Billy Joel Lyrics

Billy Joel lyrics reflect the Bronx’s best songwriter from the Piano Man himself. Billy Joel, the musician with two first names, has received six Grammy Awards and has been inducted into both the Songwriter’s Hall of Fame and the Rock and Roll Hall of Fame. Joel’s half-brother Alex is also an acclaimed classical pianist in Europe.

Not only was Billy Joel a Golden Gloves boxer in his youth, but in 1971, he was in fact a piano man, playing at the piano bar in the Los Angeles Executive Lounge under the name Bill Martin. The lyrics in the song “Piano Man” from the same album are based upon the real life characters Joel met while playing piano at the Executive Lounge.

This is also explained in the song by the line, “He says, ‘Bill, I believe this is killing me'” since Billy Joel was in fact, Bill Martin. Because of legal battles with the record company, Joel has netted only $7,000 from the Piano Man album, which was certified Gold in 1973.

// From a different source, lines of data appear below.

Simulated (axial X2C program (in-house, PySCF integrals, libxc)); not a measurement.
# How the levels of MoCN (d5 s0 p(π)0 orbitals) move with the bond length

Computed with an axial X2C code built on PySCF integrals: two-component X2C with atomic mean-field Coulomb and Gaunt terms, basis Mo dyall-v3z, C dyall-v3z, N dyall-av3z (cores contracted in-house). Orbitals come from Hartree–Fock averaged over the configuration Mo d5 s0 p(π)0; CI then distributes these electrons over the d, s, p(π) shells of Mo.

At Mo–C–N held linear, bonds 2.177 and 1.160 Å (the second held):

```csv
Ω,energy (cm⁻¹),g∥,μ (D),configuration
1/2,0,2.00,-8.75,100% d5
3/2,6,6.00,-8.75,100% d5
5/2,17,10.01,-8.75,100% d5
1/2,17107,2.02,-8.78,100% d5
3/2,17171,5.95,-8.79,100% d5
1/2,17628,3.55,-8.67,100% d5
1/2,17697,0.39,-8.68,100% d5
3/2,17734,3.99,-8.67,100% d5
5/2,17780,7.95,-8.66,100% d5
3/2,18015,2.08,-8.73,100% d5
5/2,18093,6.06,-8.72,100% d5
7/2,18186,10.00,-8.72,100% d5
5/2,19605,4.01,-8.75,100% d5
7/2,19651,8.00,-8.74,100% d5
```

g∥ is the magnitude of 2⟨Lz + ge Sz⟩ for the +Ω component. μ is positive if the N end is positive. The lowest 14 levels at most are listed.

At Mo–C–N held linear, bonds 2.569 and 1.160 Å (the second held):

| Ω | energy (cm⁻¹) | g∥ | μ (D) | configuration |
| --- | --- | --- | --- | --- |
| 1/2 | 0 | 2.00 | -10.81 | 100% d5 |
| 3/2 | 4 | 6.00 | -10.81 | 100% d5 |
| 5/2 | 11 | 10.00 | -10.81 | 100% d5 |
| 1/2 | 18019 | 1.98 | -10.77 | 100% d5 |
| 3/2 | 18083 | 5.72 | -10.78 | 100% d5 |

On the same album, the Billy Joel lyrics to “Captain Jack” talk about drugs and a pusher. But, the part of the song that got it banned from many radio play lists in that day is that it mentions the word “masturbate” by name and not euphemism.

The song, “The Entertainer” on the Streetlife Serenade album is about Joel’s rise to fame and glory and about how he’s not able to enjoy the money or lifestyle much as he is beholden to too many people. It’s also about how fleeting fame, fortune and glory is and how it can all go away with the blink of an eye.

“The Stranger” on the album by the same name contains some of Billy Joel’s most evocative lyrics talking about the masks people wear and the secrets we fail to share. “The Stranger” is also a love song about a woman who somehow changes before the protagonist’s eyes and his struggle to find the deeper side of her and himself.

On the 52nd Street album sandwiched in-between “Big Shot”, a song rumored to be about a bad date with Bianca Jagger and “My Life”, a song about fierce independence, is a tender and powerful love song called “Honesty”. The Billy Joel lyrics to “Honesty” are unlike many other love songs in that he’s not asking for tenderness or sympathy, simply honesty from his lover, which is a rarity in an inherently dishonest world.

The Billy Joel lyrics to “We Didn’t Start the Fire” on the Storm Front album were written before the melody and chronicled people, places and events that happened in Joel’s lifetime from 1949 to 1989. Though some say the lyrics are in the “stream of consciousness” style, this is really not the case since particular attention was paid to sequence of events, meter and rhyme in more controlled than typical stream of consciousness prose.

The lyrics talk about the chaos and progress both negative and positive that started before his generation could take over. Some see this as a rebuttal to Joel’s generation being responsible for these inherited problems, though other see the song as being about not being able to control the uncontrollable as time and events march on.

In January of this year there was a leak to the New York Post, that Billy Joel has recorded a new song of which he has written the first new lyrics and melody in 14 years titled, “All My Life”. On Super Bowl Sunday, on February 4, 2007, Billy Joel sang and played “The Star-Spangled Banner”.